The cattle impoundment — ordered by another federal judge for nonpayment of federal grazing fees — was aborted in April 2014 when hundreds of Bundy supporters, including militia groups, “Patriot” and other armed civilians responded to the desert scene near Bunkerville, Nevada. Some of the armed Bundy supporters were photographed pointing firearms at federal agents.
The federal prosecutor, citing an appeals court case, said a trial judge should only dismiss charges if “both flagrancy and substantial prejudice are shown” and if
“outrageous government conduct” amounts to a due process violation, or as an “appropriate exercise of the court’s supervisory powers.”
“The standards to dismiss … are high and permit dismissal only in extreme cases,” the U.S. attorney wrote in the legal filing.
Although the court “found prejudice necessitating a mistrial, the defendants’ proposed prejudice is not substantial because it is curable in a new trial,” Myhre argued.
The legal filling also details the vast amount of records surrounding the Bundy case, put in a database containing more than 30,000 documents, totaling more than 250,000 pages.

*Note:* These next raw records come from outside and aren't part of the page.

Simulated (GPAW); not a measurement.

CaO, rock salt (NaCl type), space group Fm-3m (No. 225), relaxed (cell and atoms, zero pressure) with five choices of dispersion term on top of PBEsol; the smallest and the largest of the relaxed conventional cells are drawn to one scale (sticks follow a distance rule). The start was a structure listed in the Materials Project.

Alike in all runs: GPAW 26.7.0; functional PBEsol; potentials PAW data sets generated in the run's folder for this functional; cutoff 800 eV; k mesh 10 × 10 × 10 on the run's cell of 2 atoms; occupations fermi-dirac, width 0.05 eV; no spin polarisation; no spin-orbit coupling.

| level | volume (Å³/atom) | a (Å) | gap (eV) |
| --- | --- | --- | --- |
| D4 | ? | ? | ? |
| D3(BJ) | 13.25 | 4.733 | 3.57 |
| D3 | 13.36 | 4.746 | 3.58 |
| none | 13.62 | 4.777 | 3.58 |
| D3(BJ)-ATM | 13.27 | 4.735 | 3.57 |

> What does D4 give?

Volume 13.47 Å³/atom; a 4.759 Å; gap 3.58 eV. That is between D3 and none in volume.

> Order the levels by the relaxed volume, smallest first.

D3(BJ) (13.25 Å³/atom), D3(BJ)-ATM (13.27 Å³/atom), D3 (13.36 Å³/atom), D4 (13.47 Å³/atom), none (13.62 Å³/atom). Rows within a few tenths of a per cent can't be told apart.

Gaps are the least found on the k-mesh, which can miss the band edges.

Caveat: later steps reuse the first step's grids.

In addition to collecting documents, the government “devoted tremendous
investigative and case management resources to collecting, identifying, and organizing social media content and audio/video recordings,” the filing said.
The government drafted and executed more than 45 search warrants on various social media and email accounts, generating more than 500,000 pages of returns, 75 videos, and more than 82,000 emails.
The government’s disclosures to defense attorneys included more than 24,000 pages of printed material, 2,000 video recordings, and 1,600 audio recordings. “In all, the government provided more than 1.5 terabytes of information to the defendants, by far the largest review and disclosure operation in this [U.S. Attorney’s Office] history,” Myhre said.
But not all the documents in the government’s database were turned over to the defense because prosecutors believed some of those documents weren’t subject to release under court rulings, Myhre said.
Some of the released documents were redacted or released to the defense under a “protective order” issued by the judge because of threats to witnesses, victims and law enforcement officers involved in the Bundy case.
Many witnesses expressed reluctance to testify out of fear of what might happen to them in retaliation, the prosecutor said.
Even still, after the trial had begun, sealed information disclosed to defense attorneys and the defendants “quickly leaked into social media,” including an email written by Bureau of Land Management agent Larry “Clint” Wooten, Myhre wrote.
Wooten was removed from a supervisory role in the Bundy investigation early last year after he alleged his BLM bosses tried to silence his concerns another BLM supervisor, Dan Love, who led the agency's operation to impound Bundy's cattle.